The following is a partial transcription of notes from a 1991 videotaped talk referenced in chapter 010. Our BillG Review in the book Hardcore Software by Steven Sinofsky.

Chris Peters has been at Microsoft since December 1981. The following is a compilation of notes taken by individuals who attended Chris’ Tech Talk to developers in January 1991 and a similar presentation is available to check out through the MS Corporate Library, or order tape #237 by emailing msstudio.

The case study discussed in this presentation is Microsoft Excel 3.0 for Windows, which shipped just 11 days later than scheduled one year prior. At that time, Chris was the Development Lead for the project.

Role of individuals within business units

Everyone in the business unit has the same job. That job is to SHIP PRODUCTS. It doesn’t matter if you are in development, test, program management, user education, or product management; your job is not to code, not to test, not to manage, not to go to meetings. The job description of everyone is the same “ship products.” An expansion of this statement is “ship products EXACTLY ON TIME.” Every day you should do what you can to maximize that goal.

Desirability of fixed ship dates

Eliminate the term “target ship date.” It implies no commitment. It undermines the central goal we should all have, which is to ship a quality product on time. There are many variables in a project schedule which should be variable but the ship date is not one of them.

Fixed ship dates:

  • Force creativity
  • Force decision making
  • Require complete and total commitment by the entire business unit

Work towards fixed schedule dates in the following way:

  • Don’t try to have a schedule until you have a spec
  • Get line individuals to estimate their own schedules so they have higher commitment to making the dates
  • Add buffer time to account for the unexpected
  • Set 3-month milestones to buy into the fixed date and milestone dates up front

Don’t let features creep in. There will always be another release. You should already be convinced you’ve got a good product. If the feature is really desirable, trade it for one you’ve already got planned. The difference between twenty new features and twenty-one new features isn’t going to make or break your product, but it will make you miss your date. Will the product flop without the twenty-first feature? If not, do not slip the schedule in order to get it in.

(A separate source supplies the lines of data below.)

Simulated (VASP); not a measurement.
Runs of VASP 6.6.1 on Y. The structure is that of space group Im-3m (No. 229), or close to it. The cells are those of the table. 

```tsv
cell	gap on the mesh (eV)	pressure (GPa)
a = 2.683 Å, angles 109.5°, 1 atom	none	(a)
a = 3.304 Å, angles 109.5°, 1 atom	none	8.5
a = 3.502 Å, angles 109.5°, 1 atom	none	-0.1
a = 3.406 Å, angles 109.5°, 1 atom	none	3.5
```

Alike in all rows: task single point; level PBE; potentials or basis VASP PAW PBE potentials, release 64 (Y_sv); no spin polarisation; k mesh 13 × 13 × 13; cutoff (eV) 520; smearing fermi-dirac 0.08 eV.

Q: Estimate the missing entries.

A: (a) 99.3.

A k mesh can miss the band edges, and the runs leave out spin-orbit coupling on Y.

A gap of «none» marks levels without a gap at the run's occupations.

Set milestones. Big milestones make the date seem closer and give opportunities to adjust the schedule. People can be motivated to meet a date eight weeks out much better than fifty-two weeks. Don’t bother to adjust the schedule until the milestone is completed.

The importance of clear goals

Keep the goals simple. By concentrating on a date, getting everyone in the business unit to be committed to the date, and making that the essential goal, everyone is striving for the same thing. Clear goals include what the product is and, also, what is product is NOT. Simple goals help in communication.

For Excel 3.0, the goal was “sexy, cool features with an emphasis on graphics.” The Excel team wrestled with the idea of putting 3D spreadsheets into the product. This was a difficult decision, since Lotus was using this feature as a key differentiation point. The answer was ultimately “no” for a simple reason: added 3D did not help the goal. If the goal said “great analytical capabilities with an emphasis on consolidation” then 3D would clearly have been in, and many features that ended up in Excel 3.0 would clearly have been out. The whole team must have clear goals to ship software on time.